Shortly after the release of the first Green Choice Alliance report on Apple, which documented this case, AFP reported that a Hong Kong-based company spokesman rejected the claims, saying Apple "has a vigorous auditing program that investigates suppliers and other parts of the business chain. We audit throughout... We actually have had an extensive auditing program since 2006".

Clearly the unfortunate flak had no idea what was going on because a few weeks later the company acknowledged the N-Hexane poisoning, devoting a whole chapter of the Apple Supplier Responsibility 2011 Progress Report to the Wintek Shouzou case. Equally clearly, however, for far too long powers that be within Apple's supply chain operations were clueless about what had been going on in Suzhou.

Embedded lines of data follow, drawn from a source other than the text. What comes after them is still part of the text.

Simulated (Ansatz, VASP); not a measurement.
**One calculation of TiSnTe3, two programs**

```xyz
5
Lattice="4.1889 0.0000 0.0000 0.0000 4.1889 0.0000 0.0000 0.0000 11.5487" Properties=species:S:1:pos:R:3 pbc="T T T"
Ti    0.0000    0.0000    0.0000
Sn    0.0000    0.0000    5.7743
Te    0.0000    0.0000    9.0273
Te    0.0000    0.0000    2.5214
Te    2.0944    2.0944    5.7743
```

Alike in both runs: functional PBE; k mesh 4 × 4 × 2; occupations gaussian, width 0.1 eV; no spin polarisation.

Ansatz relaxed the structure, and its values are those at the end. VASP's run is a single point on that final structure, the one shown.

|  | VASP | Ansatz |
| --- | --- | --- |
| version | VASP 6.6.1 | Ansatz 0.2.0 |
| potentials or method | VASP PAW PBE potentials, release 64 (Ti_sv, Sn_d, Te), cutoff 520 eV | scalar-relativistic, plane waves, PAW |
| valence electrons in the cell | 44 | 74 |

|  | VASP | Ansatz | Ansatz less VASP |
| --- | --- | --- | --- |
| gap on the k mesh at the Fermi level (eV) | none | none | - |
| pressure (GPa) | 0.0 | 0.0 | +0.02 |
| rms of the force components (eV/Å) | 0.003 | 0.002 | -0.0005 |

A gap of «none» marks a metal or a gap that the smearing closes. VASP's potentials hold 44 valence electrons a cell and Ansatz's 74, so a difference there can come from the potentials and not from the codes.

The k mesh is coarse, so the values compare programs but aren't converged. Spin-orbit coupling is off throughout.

In a side-bar at the start the “Addressing the Use of N-Hexane” chapter of the latest supplier responsibility report its says: “Apple investigates reports of alleged violations in our supply base, ranging from public reports by NGOs to information submitted directly by factory workers.” The report also says that the company became aware of the problem sometime in 2010.

Nokia gets it

In February 2010, a year before the release of Apple's report, Nokia issued an official statement saying it became aware of allegation about the use of N-Hexane at the Wintek Suzhou plant in July 2009 and investigated immediately. Although it confirmed the chemical had not been used on the Nokia production line it nonetheless engaged with Wintek to improve health and safety plan at the Suzhou plant.

So what was Apple doing at the time? Absolutely nothing it would seem.

In its latest supplier responsibility report Apple claims to have audited 127 contractors in 2010 and found 36 in violation of its core code of conduct but not a single case of environmental pollution. Only two suppliers, Foxconn and Wintek, are named.

Given the many serious problems in Apple's supply chain unearthed and reported by the Green Choice Alliance there appears to be considerable gap between what the company thinks is happing and what is actually going on.

Last year, in reply to concerns raised by Apple customer Jay Yerex about the spate of suicides at Foxconn, Jobs wrote that: “We are all over this”. In a subsequent clarification and in regard to its supply chain in general he also said: “You should educate yourself. Apple does more than any other company on the planet.”